This notebook creates additional classes: silence and unknown.

In [3]:
import os
import shutil

In [2]:
LABELS = {"yes", "no", "up", "down", "left", "right", "on", "off", "stop", "go"}
OTHER_LABELS = ["silence", "unknown"]

SPLITS = ["train", "val", "test"]


In [3]:
def consolidate_unknown(root_dir: str):
    """
    For each split under root_dir, move any folder
    whose name is not in LABELS into an 'unknown' folder.
    """
    for split in SPLITS:
        split_path = os.path.join(root_dir, split)
        if not os.path.isdir(split_path):
            print(f"Warning: '{split_path}' does not exist, skipping.")
            continue

        unknown_path = os.path.join(split_path, "unknown")
        os.makedirs(unknown_path, exist_ok=True)

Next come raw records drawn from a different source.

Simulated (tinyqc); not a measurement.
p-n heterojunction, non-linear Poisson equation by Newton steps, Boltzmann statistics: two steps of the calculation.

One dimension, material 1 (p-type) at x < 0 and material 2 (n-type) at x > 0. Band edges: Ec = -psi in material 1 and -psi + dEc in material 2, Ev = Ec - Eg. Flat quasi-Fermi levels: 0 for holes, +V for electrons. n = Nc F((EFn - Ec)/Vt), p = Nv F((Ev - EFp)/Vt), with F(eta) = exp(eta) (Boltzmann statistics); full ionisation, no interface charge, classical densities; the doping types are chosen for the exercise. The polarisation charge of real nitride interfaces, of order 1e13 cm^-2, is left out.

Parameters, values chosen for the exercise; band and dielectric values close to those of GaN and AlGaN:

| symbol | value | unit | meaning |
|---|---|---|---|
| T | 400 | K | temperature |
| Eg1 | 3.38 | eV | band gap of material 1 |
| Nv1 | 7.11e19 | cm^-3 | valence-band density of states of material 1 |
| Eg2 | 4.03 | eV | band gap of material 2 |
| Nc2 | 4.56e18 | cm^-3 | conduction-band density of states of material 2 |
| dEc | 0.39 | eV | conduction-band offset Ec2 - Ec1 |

        for entry in os.listdir(split_path):
            entry_path = os.path.join(split_path, entry)
            if not os.path.isdir(entry_path):
                continue
            if entry == "unknown":
                continue

            if entry not in LABELS:
                print(f"  Moving '{split}/{entry}/' → '{split}/unknown/'")
                for filename in os.listdir(entry_path):
                    src_file = os.path.join(entry_path, filename)
                    dst_file = os.path.join(unknown_path, filename)
                    base, ext = os.path.splitext(filename)
                    counter = 1
                    while os.path.exists(dst_file):
                        dst_file = os.path.join(
                            unknown_path, f"{base}_{counter}{ext}"
                        )
                        counter += 1
                    shutil.move(src_file, dst_file)
                os.rmdir(entry_path)

In [4]:
consolidate_unknown("../data-no-noise-no-silence")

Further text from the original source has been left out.